One could read this, I suppose, as exhibiting a sort of winsome naïveté. After all, who wouldn’t want to stroll though an orchard on the way to work, picking a ripe fruit from a nearby tree for one’s breakfast? And yet Saitō asks these sorts of questions as though they were entirely speculative, as though they didn’t have answers. Unfortunately, they do have answers, and anyone who stops to think for a minute will know what they are. It’s not difficult to calculate the amount of agricultural land that is required to support the population of a large urban area (such as Tokyo, where Saitō lives). All of the farms in Japan combined produce only enough food to sustain 38% of the Japanese population. This is all so obvious that it feels stupid even to be pointing it out.
More striking, in some ways, is the intense feeling of déjà vu that I experienced reading Saitō’s proposals. Consider this passage from Ecotopia, published 50 years ago. (For those not familiar, this is a utopian novel, written in the form of a travelogue, from a journalist sent to report on life in the breakaway states of the American Pacific Northwest. It’s basically Looking Backward for hippies.)

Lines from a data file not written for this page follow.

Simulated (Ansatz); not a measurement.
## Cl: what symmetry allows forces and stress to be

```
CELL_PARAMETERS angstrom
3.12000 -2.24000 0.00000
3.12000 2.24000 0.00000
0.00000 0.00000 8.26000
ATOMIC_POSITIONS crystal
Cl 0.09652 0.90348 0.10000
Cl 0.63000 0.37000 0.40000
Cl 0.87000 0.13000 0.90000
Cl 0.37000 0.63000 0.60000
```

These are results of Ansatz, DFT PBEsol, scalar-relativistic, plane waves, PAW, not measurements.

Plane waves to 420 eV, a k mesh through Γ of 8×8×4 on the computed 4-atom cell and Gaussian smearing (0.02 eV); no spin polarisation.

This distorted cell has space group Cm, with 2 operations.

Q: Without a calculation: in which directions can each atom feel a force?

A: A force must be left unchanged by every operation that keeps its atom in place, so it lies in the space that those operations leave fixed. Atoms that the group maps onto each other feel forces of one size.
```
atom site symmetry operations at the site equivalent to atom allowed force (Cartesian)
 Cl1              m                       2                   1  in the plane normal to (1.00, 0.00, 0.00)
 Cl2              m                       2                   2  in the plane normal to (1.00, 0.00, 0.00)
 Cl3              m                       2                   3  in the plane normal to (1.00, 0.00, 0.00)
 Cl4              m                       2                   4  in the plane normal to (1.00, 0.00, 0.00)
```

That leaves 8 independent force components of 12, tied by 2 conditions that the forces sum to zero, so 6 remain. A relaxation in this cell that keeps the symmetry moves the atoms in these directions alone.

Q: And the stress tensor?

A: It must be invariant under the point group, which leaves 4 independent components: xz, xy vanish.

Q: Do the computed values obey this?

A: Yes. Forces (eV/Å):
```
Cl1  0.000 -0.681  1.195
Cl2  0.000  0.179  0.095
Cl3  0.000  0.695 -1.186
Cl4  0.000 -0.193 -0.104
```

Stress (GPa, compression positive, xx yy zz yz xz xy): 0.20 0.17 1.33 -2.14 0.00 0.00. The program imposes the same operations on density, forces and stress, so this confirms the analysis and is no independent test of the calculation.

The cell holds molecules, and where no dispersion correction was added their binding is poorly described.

The bucolic atmosphere of the new San Francisco can perhaps best be seen in the fact that, down Market Street and some other streets, creeks now run. These had earlier, at great expense, been put into huge culverts underground, as is usual in cities. The Ecotopians spent even more to bring them up to ground level again. So now on this major boulevard you may see a charming series of little falls, with water gurgling and splashing, and channels lined with rocks, trees, bamboos, ferns. There even seem to be minnows in the water...(13)
This is all, one is inclined to say, garden-variety ecological fantasy. But what about the communism part? Whenever someone promises to abolish capitalism, it naturally leads one to wonder what they would suggest as an alternative. The big question is how they expect to organize production and exchange, if not through markets. In many cases, once you push through all the radical posturing, the answer is actually “through markets.” For example, the people who pin their hopes on worker cooperatives as an alternative to corporations are, in at least one important sense, not actually planning to get rid of capitalism, since they expect these cooperatives to be still buying and selling goods from one another. Furthermore, cooperatives are profit-maximizing enterprises, so the whole thing is not really all that different from capitalism, it’s more of a rebrand.
Saitō, to his credit, is not soft-pedaling some kind of market socialism. He actually wants to get rid of capitalism, which means that he wants to abolish both private property and market exchange. This naturally invites the objection that the modern economy is a very complex system of reciprocity, which is difficult to organize without such affordances. This is not a problem for Saitō, however, because he also wants to abolish the division of labour (194). This is certainly one way to solve the socialist calculation problem! Unfortunately, it sounds more like a recipe for radical poverty than for radical abundance. And yet Saitō talks as though life would go on pretty much as before – people will still have access to modern health care, clean energy technology, bicycles, computers, and so on. But where will all this stuff come from? Won’t it require some sort of specialization in production, some kind of exchange system? And how will all that be organized?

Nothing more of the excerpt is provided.